Can XAI-guided Point-of-Interest Proposal and SAM Perform Crossmodal Food Image Segmentation?
Abstract
Food image segmentation is a task with multiple problems. There are limited food image segmentation datasets, considerable variability in the types of food available across geographical regions and ethnicities, and adapting to new modalities and domains can be resource intensive.
In this thesis, we explore the use of methods from explainable AI as a way to give new modalities general-purpose segmentation models. It achieves this by using CLIP as a multimodal model with a shared embedding space for text and image data. We propose a system with modular components that integrate to form a promptable text to image segmentation model. Through an extensive set of hyperparameter impact studies, we evaluate how the system performs under different configurations, and determine which components have the highest impact on the system’s performance.
We found that using techniques from explainable AI together with filtering techniques and the sampling of points of interest to be highly effective in guiding a general-purpose segmentation model. While we did not beat state of the art models, our results were reasonably competitive. However, we had problems developing a classifier for dishes and ingredients using high-dimensional embeddings and k-nearest neighbors search.

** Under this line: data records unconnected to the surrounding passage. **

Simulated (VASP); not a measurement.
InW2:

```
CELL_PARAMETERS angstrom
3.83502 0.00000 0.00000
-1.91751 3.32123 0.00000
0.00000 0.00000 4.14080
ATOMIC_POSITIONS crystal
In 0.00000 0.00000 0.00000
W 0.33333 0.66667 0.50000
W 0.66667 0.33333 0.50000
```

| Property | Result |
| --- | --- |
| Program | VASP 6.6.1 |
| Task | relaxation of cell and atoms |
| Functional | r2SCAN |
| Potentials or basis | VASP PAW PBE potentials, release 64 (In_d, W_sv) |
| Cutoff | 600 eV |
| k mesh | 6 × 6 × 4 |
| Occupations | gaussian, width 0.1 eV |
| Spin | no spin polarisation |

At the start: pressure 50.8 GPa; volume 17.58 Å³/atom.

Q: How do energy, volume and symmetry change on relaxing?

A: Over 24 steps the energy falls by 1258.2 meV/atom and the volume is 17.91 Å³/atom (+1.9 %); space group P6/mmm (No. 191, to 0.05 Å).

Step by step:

In conclusion, the research proved interesting, and deserves further research. We were able to segment food images under supervision. However, our classification results did not prove fruitful in this thesis. We conjecture that using a stronger multimodal model like SigLiT could improve our results. Additionally, both the classification and segmentation tasks could be improved by fine-tuning the respective component on a large food-specific dataset like Recipe1M.